IMC 2014 Notes

These are my scribbled notes from IMC 2014. They’re very incomplete and probably inaccurate at points, but they’re what I caught from papers interesting to me when I was in the conference hall. I don’t note down questions that don’t contribute much, but I try and note questions/answers that contribute beyond what was already covered in the talk. If I’ve misrepresented your work, please get in touch and I’ll fix things up!

Session 1: Interdomain Routing and Traffic

Inter-Domain Traffic Estimation for the Outsider

aim to shift focus from connectivity to traffic
traffic is all that matters for network engineering, anomaly detection, economics
but few available traffic datasets exist
analogy: popularity of paths from multiple connectivity measurements implies traffic volume
urban planning: some streets are more central than others; predict path traffic based on road structure
large traceroute datasets -> AS level connectivity -> apply structural analysis
ground-truth checks against real traffic: one global tier-1, and one large IXP
“new and adapted metrics from Space Syntax”
ranking of AS links by traffic

Q&A:

Q: traceroutes are collected at different dates/times; how does that affect traffic estimation? A: effectively used a two-month sample, albeit two years apart for comparison
comment: you could go back in time and correlate traffic dynamics with particular events

Challenges in Inferring Internet Interdomain Congestion

explores the challenges in developing a system to characterise the extent of interdomain congestion
prompted by public noise around peering disputes
method: TSLP, Time Sequence Latency Probes; build a time series of latency probes
want to avoid incorrectly inferring that a link is congested or uncongested given current interest
happen to have a good view of level3-Dallas indicating congestion on AT&T and verizon
challenge: AQM and WFQ
challenge: inferring interdomain links
challenge: asymmetric reverse paths; record-route options generally not supported
congestion trends indicate cogent and level3 congestion through 2013–March 2014, after which congestion dropped to zero

Q&A:

Assertion: 64MB queue necessary to satisfy the ~50ms inflation on a 10Gbit link (rough calc: correct)
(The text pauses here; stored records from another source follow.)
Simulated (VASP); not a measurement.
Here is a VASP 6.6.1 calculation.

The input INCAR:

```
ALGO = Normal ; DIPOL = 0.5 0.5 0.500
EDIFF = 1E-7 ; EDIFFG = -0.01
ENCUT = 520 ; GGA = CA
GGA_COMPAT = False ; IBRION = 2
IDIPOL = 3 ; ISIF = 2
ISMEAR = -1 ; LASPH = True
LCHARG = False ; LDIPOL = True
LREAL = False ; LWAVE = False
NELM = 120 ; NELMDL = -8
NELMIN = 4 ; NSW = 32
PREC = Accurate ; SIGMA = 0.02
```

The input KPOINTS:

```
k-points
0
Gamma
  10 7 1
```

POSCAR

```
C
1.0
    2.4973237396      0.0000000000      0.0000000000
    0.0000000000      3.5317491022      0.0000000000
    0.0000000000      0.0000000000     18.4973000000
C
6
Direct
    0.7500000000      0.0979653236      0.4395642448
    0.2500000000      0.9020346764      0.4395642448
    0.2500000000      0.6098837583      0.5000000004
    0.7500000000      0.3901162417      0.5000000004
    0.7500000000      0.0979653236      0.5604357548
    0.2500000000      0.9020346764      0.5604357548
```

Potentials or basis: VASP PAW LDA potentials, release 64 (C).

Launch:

Inferring Complex AS Relationships

Looking at more complex AS relationships than the standard simple model of p2c, p2p, s2s
new types:
- partial transit
- hybrid (dual transit/peering)
both can be inferred with a high level of confidence
partial transit is p2c with restricted scope, implying hierarchy of providers
hybrid implies ASes that establish different relationship types at different points of presense
requires inference of prefix export policies to evaluate based on how providers propagate prefixes
limitations: topology incompleteness (we can only model what we see); city-level geoloc (hybrid links within a city region may be hidden); difficult to neatly categorise more complex relationships
model indicates 3.3% of links inferred to partial transit, and 1.2% inferred to hybrid relationships
some data on the size of customer cones/traffic levels for hybrids
hybrid relationships can be unintentional

Q&A:

European ASes are over-represented in the results, partially explained by the different ecosystem

Peering at Peerings: On the Role of IXP Route Servers

questions: what are IXP route servers, how do they work, what peering opportunities do they offer
more peering leads to greater benefit for each member, but peerings require effort, coordination, push low-end routers
IXPs offer route servers as a solution; ISP establishes a single session with the route server, making peering easy
route server filters prefix import (avoid hijacking) and filters on export by each peer
route server prefix distribution is bimodal: lots of prefixes advertised to all members using the RS, and lots that are advertised to very few
in terms of traffic and coverage, the data indicates the majority of ASes use the RS but still have bilateral peering agreements with other networks to exchange data
using the RS can mask who is at fault when something fails (the RS or the other peer)
thus, bi-lateral peering is used for traffic-intensive peering arrangements

Q&A:

Q: are route servers built to be highly available? do peers have fallbacks? A: the IXPs they spoke to have 100% uptime, so … we don’t know.
Q: What do RSes mean for net neutrality? A: the RS will expose peering policies the peers apply to the RS, but not if they have bilateral agreement; bilateral agreements more likely if you want to violate net neutrality
Q: are IXPs in other regions trying to catch up with europe?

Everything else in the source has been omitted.